Multiple petitions are offered for the fruitfulness of a couple’s union during an Orthodox marriage service, so many that a college friend characterized my wedding as a fertility rite. One such example: “That He will grant unto them the enjoyment of the blessing of children…let us pray to the Lord.”
Based on the sentiment that children are a blessing to be enjoyed that is expressed in the marriage service, one might assume that the Orthodox prayers said after the birth of a child are full of thanksgiving and rejoicing; the nuptial prayers have, after all, been answered. Instead, these qualities are noticeably lacking from the post-childbirth prayers that are part of the Orthodox Euchologion, the compendium of services: the First Day prayers (said soon after childbirth) and the Churching (for when the mother and child come to church the first time after childbirth).
What stands out from these prayers is not thankfulness or rejoicing, but the mother’s imputed “uncleanness” or “impurity” as a result of childbirth—a concept that is not supported by the marriage rite, that has no sound theological basis, and that was added to these prayers at a relatively late date. A few samples: “purify her uncleanness,” “Wash away her bodily and spiritual uncleanness,” and “purify her…from every defilement.”

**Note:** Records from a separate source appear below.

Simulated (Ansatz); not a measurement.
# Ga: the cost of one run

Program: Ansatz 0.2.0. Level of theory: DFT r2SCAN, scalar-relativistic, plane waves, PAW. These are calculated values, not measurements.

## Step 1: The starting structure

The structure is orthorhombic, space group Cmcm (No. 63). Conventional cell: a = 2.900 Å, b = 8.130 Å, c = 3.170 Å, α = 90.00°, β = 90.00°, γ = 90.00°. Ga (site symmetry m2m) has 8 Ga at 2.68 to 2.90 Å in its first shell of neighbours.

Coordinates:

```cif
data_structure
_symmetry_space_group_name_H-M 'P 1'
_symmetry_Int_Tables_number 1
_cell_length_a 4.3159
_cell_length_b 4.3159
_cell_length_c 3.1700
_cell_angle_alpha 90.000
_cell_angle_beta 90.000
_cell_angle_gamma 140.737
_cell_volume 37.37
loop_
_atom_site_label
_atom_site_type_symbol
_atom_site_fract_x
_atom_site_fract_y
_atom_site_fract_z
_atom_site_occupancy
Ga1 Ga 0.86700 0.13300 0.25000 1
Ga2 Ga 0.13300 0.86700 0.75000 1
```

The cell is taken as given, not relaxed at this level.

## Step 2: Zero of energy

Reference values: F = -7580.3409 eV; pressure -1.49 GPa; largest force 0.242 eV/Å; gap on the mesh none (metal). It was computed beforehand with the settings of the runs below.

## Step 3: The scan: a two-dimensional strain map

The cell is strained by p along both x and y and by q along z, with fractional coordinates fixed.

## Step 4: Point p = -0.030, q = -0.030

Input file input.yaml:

The dominant and persistent Christian understanding of impurity is that Jesus Christ fulfilled Mosaic law, and thereby shifted concepts of impurity from ritualized ones into the realm of free will. As He said quite clearly, “It is not what goes into the mouth that defiles a person, but it is what comes out of the mouth that defiles” (Matt. 15:11).
Thus, it is not surprising that the early postpartum prayers lack this putative connection between impurity and childbirth. It was not until the late Byzantine era that the language of impurity entered these rites. And it was this modified and theologically problematic version of the prayers that received mass distribution through the printing press during the Ottoman period, effectively entrenching the impurity language in the Euchologion.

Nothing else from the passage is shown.